The members of the Supervisory Board independently take on necessary training and further education measures required for their tasks. They keep themselves regularly informed, through internal and external sources, about the latest requirements with regard to their supervisory activities. The Supervisory Board at all times ensures that its members are suitably qualified, keep their professional knowledge up to date, and further develop their judgment and expertise. They are supported appropriately by the Company in accordance with the Code. External experts as well as experts from the Company continuously provide information about important developments, for example about relevant new laws and precedents, or changes in the IFRS accounting and auditing standards. In addition, the Company holds an onboarding event for new members of the Supervisory Board.
The members of the Supervisory Board of Fresenius SE & Co. KGaA can be found on page 327 f. of the Annual Report. On page 29f. of the Annual Report, the Supervisory Board reports on the main focuses of its activities and those of its committees in 2020.
The Supervisory Board of Fresenius SE & Co. KGaA carries out an efficiency evaluation, or an assessment of how effectively it as a whole and its committees perform their duties, at least once a year, most recently in March 2020.
The review is carried out through an open discussion within the full Supervisory Board. A company-specific questionnaire covering the salient points for a self-evaluation serves as the basis for the discussion. Among other things, this includes the organization and structuring of the meetings, the amount of information, and how this information was provided. The most recent review showed that the Supervisory Board, including its committees, assesses its organization as well as its work as efficient and that it fulfills its tasks effectively.
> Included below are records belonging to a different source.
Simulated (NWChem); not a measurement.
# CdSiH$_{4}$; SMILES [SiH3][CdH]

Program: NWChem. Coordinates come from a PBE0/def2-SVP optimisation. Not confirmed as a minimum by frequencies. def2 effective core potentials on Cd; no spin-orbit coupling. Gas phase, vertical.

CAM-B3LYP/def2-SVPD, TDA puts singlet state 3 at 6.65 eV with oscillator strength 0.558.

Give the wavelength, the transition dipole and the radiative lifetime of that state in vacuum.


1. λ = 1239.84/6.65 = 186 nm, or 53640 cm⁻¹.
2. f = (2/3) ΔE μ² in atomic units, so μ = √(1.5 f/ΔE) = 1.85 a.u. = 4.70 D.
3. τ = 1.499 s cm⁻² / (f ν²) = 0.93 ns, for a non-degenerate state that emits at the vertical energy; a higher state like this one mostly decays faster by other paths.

Cooperation between the general partner and Supervisory Board of Fresenius SE & Co. KGaA Good corporate governance requires trusting and efficient cooperation between the Management and the Supervisory Board. The Management Board of the general partner and the Supervisory Board of Fresenius SE&Co. KGaA closely cooperate for the benefit of the Company. Open communication is essential. The common goal is to sustainably increase the company value in line with the corporate governance and compliance principles. The Management Board of the general partner and the Supervisory Board of Fresenius SE & Co. KGaA coordinate with each other, especially with regard to the Company's strategic focus. As the monitoring body, the Supervisory Board of Fresenius SE & Co. KGaA also needs to be fully informed about operating performance and corporate planning, as well as the risk situation, risk management, and compliance. The Management Board of the general partner provided this information in full and in compliance with its duties in the reporting period.
The representatives of the shareholders and of the employees may prepare the Supervisory Board meetings separately, and, if applicable, with members of the Management Board. Pre-meetings of the employee representatives as well as consultations of the shareholder representatives take place on a regular basis. The Supervisory Board meets without the Management Board on a regular basis.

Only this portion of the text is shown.